Something unusual happens watching Reign Over Me, the new post-9/11 drama from writer-director Mike Binder (The Upside of Anger); the longer you have to actually think about it, the more diminished it becomes in your view. There's no denying that Reign Over Me is well-intentioned and well-acted, thanks to lead performances from Adam Sandler and Don Cheadle; at the same time, Reign Over Me feels a little off, with more than a few holes in it that become apparent viewed from a distance.
New York Dentist Alan Johnson (Cheadle) has it all -- great wife, great family, successful career. Having it all is, in fact, driving him a little nuts; where's the room for him to be him? One night, by chance, he sees his old college roommate Charlie Fineman (Sandler) on the street; Alan and Charlie fell out of touch a bit after school, and Charlie's been off the map completely since his wife and three children were killed on one of the planes that crashed into the World Trade Center on 9/11. Charlie is a mess -- tic-ridden, hunched into his headphones, blotchy and haggard -- but after a few more chance meetings, he and Alan do connect, over video games, all-night jam sessions, Mel Brooks movie marathons. Alan's retreating to juvenilia because adult life is crushing him; Charlie is mired in it because it's all he has left.

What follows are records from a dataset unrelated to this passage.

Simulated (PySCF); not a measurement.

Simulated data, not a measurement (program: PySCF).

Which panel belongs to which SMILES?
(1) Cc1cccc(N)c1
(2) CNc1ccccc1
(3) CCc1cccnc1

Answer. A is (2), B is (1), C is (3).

Much as P.T. Anderson did in Punch-Drunk Love, Binder takes Sandler's two most prominent comedic assets -- mumble-mouthed child-like meanderings and unglued, irrational rage -- and turns them into dramatic ones. Cheadle is, as ever, rock-solid; Alan's not irresponsible, and he's not a bad husband, but he thinks he could use a break, and Cheadle gets to not only deliver a few sterling laugh lines but also do some subtler, more affecting acting.